A man convicted and then acquitted of killing two people in a shooting that sparked terror and chaos in Toronto's landmark Eaton Centre almost six years ago will have to face a new trial after Canada's top court refused on Thursday to get involved in the case.

The Supreme Court of Canada decision leaves intact last year's ruling from Ontario's top court in favour of Christopher Husbands, who had earlier been convicted of second-degree murder and other offences related to the shooting.

In a unanimous decision last July, Ontario's top court overturned Husbands' convictions based on defence arguments about how jurors had been selected. The Appeal Court, finding that the trial judge had improperly rejected a defence request related to jury selection, ordered a new trial. The prosecution appealed to the Supreme Court, which said Thursday it would not weigh in.

The killings of Nixon Nirmalendran, 22, and Ahmed Hassan, 24, and the wounding of five others at the popular downtown mall in June 2012 sent hundreds of patrons scrambling for their lives. A pregnant woman was trampled in the mayhem and a 13-year-old boy was shot in the head, but survived.

Husbands, charged with first-degree murder, admitted responsibility for the havoc in the crowded food court but denied going to the mall intending to kill anyone. He maintained he was suffering from post-traumatic stress disorder when he encountered a group of men he believed was out to get him and opened fire on them in a panic.

The jury, with then-Ontario Superior Court justice Eugene Ewaschuk presiding, convicted him of second-degree murder and aggravated assault. Ewaschuk sentenced Husbands to life in prison with no chance of parole for 30 years.

But it was a ruling by Ewaschuk at the outset of the hearing related to jury selection that prompted the Ontario Court of Appeal to quash the convictions and order a new trial.

The issue related to whether the first two jurors of a panel hearing a case -- called triers -- accept the selection of the remaining jurors, a situation known as static triers. Alternatively, each newly selected juror replaces one of the first two triers in selecting the next member of the panel, a situation known as rotating triers.

Parliament amended the Criminal Code in 2008 to allow for static triers -- meaning the same two people pick the entire jury -- but only if the defence makes the request. In the Husbands' case, Ewaschuk imposed static triers over objections from the defence.
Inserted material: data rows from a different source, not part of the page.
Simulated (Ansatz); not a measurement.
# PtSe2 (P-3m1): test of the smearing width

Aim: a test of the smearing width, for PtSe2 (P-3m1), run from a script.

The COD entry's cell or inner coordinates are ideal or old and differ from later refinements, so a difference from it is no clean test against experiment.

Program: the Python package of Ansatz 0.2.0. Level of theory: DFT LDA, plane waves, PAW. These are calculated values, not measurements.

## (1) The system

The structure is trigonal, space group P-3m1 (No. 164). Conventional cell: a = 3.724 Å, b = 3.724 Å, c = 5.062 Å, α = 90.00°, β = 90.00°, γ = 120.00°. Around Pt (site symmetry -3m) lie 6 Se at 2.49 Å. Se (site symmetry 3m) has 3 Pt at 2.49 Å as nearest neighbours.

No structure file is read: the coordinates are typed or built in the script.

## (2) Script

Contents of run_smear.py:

As a result, the three-member appeal panel said the jury was improperly constituted and the verdict could not stand.

"Expressly and repeatedly, counsel wanted rotating triers," Justice David Watt wrote for the Appeal Court. "Yet the trial judge forged ahead, despite the entreaties of defence counsel, without any inquiries of the trial Crown about her position, and seemingly oblivious to the confining language of the enabling legislation."

The Crown did not contest the jury's second-degree murder finding -- despite the original first-degree murder charge in the case -- meaning that's the main charge Husbands would face at a new trial.